Let $d\in\mathbb N$, $b\in\mathbb R^d$ and $u_0:\mathbb R^d\to\mathbb R$ be differentiable.
We can easily show that the unique (classical) solution of \begin{align}\left(\frac\partial{\partial t}+b\cdot\nabla_x\right)u&=0&\text{in }(0,\infty)\times\mathbb R^d;\tag1\\ u&=u_0&\text{on }\{0\}\times\mathbb R^d\tag2\end{align} is given by $$u(t,x):=u_0(x-tb)\;\;\;\text{for }(t,x)\in[0,\infty)\times\mathbb R^d.\tag3$$
If $u_0$ is not differentiable, will a "weak" solution of $(1)$ and $(2)$ still be given by $(3)$? And is this weak solution still unique?
To be precise, let $\Omega\subseteq\mathbb R^d$ be bounded and open, $H:=L^2(\Omega)$, $V:=H_0^1(\Omega)$ and $u_0\in V'$. Say that $u\in\mathcal L^2((0,\infty),V)$ is a weak solution of $(1)$ and $(2)$, with $\mathbb R^d$ replaced by $\Omega$, if $$\frac{\rm d}{{\rm d}t}\langle\varphi,u(t)\rangle_H=-\langle b\varphi,\nabla u(t)\rangle_{L^2(\Omega,\:\mathbb R^d)}\tag4$$ and $$\langle\varphi,u(0)\rangle=u_0\tag5$$ for all $\varphi\in V$.
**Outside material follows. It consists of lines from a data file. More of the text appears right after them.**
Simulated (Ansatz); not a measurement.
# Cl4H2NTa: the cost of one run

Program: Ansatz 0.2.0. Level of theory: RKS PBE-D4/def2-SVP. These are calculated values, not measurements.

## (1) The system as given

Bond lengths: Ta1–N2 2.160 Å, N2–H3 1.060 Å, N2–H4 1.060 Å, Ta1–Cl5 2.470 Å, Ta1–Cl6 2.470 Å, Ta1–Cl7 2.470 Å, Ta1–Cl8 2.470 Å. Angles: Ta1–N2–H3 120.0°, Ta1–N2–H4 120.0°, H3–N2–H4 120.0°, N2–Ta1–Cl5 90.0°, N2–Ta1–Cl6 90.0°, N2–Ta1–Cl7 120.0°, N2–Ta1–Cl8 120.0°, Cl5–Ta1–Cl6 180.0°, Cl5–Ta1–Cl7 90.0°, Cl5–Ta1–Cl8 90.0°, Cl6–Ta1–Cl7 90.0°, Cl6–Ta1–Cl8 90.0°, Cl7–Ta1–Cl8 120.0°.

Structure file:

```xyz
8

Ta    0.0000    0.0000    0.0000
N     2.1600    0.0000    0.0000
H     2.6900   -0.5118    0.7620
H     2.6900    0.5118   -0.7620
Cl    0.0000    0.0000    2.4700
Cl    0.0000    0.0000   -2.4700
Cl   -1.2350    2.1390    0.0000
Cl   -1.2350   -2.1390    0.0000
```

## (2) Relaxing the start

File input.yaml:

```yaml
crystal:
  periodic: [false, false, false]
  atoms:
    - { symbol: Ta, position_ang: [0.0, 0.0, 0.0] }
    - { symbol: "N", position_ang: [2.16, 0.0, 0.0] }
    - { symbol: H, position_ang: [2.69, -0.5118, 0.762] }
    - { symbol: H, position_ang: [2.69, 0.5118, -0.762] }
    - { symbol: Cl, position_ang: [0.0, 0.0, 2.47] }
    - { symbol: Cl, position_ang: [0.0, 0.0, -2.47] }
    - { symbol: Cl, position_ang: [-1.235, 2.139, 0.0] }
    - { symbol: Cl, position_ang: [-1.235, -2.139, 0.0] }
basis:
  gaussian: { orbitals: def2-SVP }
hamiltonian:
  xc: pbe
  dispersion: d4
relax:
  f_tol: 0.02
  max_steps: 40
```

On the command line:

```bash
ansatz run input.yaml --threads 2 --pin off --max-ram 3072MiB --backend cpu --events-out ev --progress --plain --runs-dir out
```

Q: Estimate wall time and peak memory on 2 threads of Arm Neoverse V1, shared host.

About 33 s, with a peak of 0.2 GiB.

Since this definition requires $u$ to take values in $V$ (and not only in $V'$), I guess we need to assume that $u_0\in V$ (but I would also like to know if there is also a sensible notion of solution which takes values in $V'$) such that we can at least ask whether such a weak solution could be given by $(3)$. However, there is still the problem that $u_0$ is only an equivalence class and hence we cannot make sense of the evaluation $u_0(x-tb)$ of $u_0$ at $x-tb$ ...